Kant Corporations and Political Change
Democracy
Institutions
Political Theory
Freedom
Normative Theory
Abstract
Kant’s Metaphysics of Morals only mentions forms of multilateral association in passing, the main exception being marriage and the household. Kant was obviously aware of other institutions, such as churches and universities. But he does not consider their legal foundations or place within public right, or the variety of forms they may take. From the point of view of political change, it is noteworthy that there are several corporate forms that Kant did not anticipate, such as business corporations and cooperatives, political parties, trade unions and NGOs. All have proved crucial to modern democracy and globalisation; they are both agents and subjects of political change.
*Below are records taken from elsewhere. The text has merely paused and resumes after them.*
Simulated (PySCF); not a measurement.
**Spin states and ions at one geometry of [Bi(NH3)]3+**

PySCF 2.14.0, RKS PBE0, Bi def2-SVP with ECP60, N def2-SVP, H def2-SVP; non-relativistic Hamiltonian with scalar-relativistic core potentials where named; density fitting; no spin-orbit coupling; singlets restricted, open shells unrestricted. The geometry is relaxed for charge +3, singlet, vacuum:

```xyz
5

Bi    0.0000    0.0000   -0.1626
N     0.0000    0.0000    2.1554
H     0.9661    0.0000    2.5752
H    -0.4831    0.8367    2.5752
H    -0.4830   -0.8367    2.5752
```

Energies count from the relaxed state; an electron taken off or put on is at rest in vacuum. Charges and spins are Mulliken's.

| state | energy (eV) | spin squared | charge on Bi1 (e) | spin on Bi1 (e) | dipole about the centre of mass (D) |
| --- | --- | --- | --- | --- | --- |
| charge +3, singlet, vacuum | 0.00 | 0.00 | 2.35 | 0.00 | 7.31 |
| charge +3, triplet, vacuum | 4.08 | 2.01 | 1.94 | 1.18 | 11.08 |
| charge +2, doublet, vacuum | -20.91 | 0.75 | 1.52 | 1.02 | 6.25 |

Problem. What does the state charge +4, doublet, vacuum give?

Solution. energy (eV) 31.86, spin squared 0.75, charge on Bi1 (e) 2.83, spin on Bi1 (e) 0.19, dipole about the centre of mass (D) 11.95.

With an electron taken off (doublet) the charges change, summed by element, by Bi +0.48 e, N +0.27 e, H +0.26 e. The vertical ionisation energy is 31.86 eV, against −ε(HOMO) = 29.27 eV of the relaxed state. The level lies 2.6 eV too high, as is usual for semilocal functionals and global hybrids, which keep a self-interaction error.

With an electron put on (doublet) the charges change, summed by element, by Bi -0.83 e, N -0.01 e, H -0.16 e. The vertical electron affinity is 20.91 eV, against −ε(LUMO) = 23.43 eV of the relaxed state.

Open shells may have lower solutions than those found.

Kant’s category of status relations enables us to understand the general structure of these bodies, as the basis for employment, offices and governance structures. But status relations are inherently problematic: one person (or a corporate body, as it will emerge) gains rights over another person ‘akin to rights over a thing.’ For most corporate forms, we cannot invoke the essential conditions of life (the dependency of childhood and domestic life), so another justification is needed. I will follow Arthur Ripstein’s idea that acquired rights are to be justified on the basis that their denial would represent an arbitrary limitation of freedom. Not to permit the status relations that are essential to corporate bodies would also represent an arbitrary limitation of freedom, so long as those status relations can be rendered rightful. To do this, we need to develop proxies for reciprocity, so to speak, e.g. in terms of accountability and safeguards against domination.
The same idea provides a clue for a broader, Kantian justification of corporations and the development of various corporate forms. Only corporations, with their independent legal personality, governance structures, command of their own resources, and power to employ, afford the stable pursuit of important purposes – from the accountability of states to capital-intensive production. Most of these purposes cannot be read off analytically from the formal demands of private or public right. Yet public right cannot avoid the matter. In the first place, corporate bodies depend on specific grants of public authority – the charter of a university, for example, or the generic charters for business organisations provided by corporate law. Second, the formal aim of public right – a republican order – seems materially dependant on all manner of complex organisations, commercial and political and otherwise; I suggest that much (desirable) political change can be interpreted in these terms. In turn, the status relations on which these organisations rest have often turned out to require other corporate forms in order to solve the problems of reciprocity that they pose. Corporate employment, for example, often proves deeply problematic without workers’ incorporation into unions, just as representative democracy requires political parties and organised pressure groups.
Overall, the paper argues that Kantian insights can illuminate the role of corporate form in meaningful political change, and that many such changes are rightly pursued through deliberate modifications of particular corporate bodies and wider corporate structures.